Wednesday, October 9, 2024

Review: Darklords and Islands of Terror

 The great thing about the AD&D 2nd Edition version of Ravenloft's demi-plane was that the borders were completely malleable.  Lands came in and out, even darklords would come and go. So the first two accessories for the Ravenloft setting capitalized on this. The first was RR1 Darklords and the next was RR2 Book of Crypts and both gave us more expansions to the Demiplane of Dread.

RR1 Darklords RR2 Book of Crypts

RR1 Darklords (2e)

1991. By Andria Hayday (with some additional design by William W. Connors, Bruce Nesmith, and James Lowder). 96-pages, color covers (Tim Hildebrandt), black & white interior art (Stephen Fabian).
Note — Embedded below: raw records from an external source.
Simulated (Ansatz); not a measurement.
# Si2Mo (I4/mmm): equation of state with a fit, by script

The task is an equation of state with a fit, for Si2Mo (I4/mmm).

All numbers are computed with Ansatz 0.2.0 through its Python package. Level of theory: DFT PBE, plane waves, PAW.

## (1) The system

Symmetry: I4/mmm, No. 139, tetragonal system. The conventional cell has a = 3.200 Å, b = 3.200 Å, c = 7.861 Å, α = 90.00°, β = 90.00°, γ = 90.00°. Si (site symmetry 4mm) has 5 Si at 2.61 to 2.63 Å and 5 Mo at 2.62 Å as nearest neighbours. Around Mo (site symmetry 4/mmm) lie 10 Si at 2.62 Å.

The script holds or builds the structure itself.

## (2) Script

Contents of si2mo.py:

This soft-cover tome gave 16 new darklords and their domains for use with Ravenloft. There is a mixed bag here, but I tried I to use all of them at one point or another. These new lords felt less "gothic" in their presentation and more "AD&D" in their origins. For  example, Tristessa, the Banshee Darklord, is a Drow mourning over the loss of her son, who turned into a Drider. The Hags of Tempest certainly have a William Shakespeare veneer over them, but they are pure AD&D hags. 

There are some very interesting ones here too. Merilee, the Child Vampire, brings "Interview with a Vampire's" Claudia to mind. Von Kharkou is twice cursed. He was panther transformed into a man killing machine, then cursed again to vampirism. Zolnik is a different sort of ice-age Werewolf. Anhktepot and Tyet give us two very different takes on the Mummy.

Among all of these, The House of Lament (a haunted house as a darklord) would go on to see new life in future editions of the game, and the intelligent sword, Ebonbane, would get a full adventure in the pages of Dungeon magazine. 

RR2 Book of Crypts (2e)

1991. by Dale "Slade" Henson with J. Robert King.  96-pages, color covers (David Dorman), black & white interior art (Laura and Kelly Freas, Stephen Fabian).

This book has nine short and loosely connected mini-adventures taking place in the core realms of Ravenloft. Of these, the "Bride of Mordenheim" was my favorite. 

This was (is) actually a fun book. Horror lends itself well to the short story format and by extension horror RPG also does these smaller adventures well. They help remind us that not every adventure is going to part of some Grand Conjunction or even dealing directly with a Darklord.

Re-reading them now there are many that I would like re-run for newer versions of the game.

And to round off the pages nicely we get three new monsters in AD&D Monstrous Compendium format. 

The PDF is a scanned document and it is a little washed out compared to my original from the 1990s. But still perfectly readable.  At present, there is no Print on Demand option for either titles.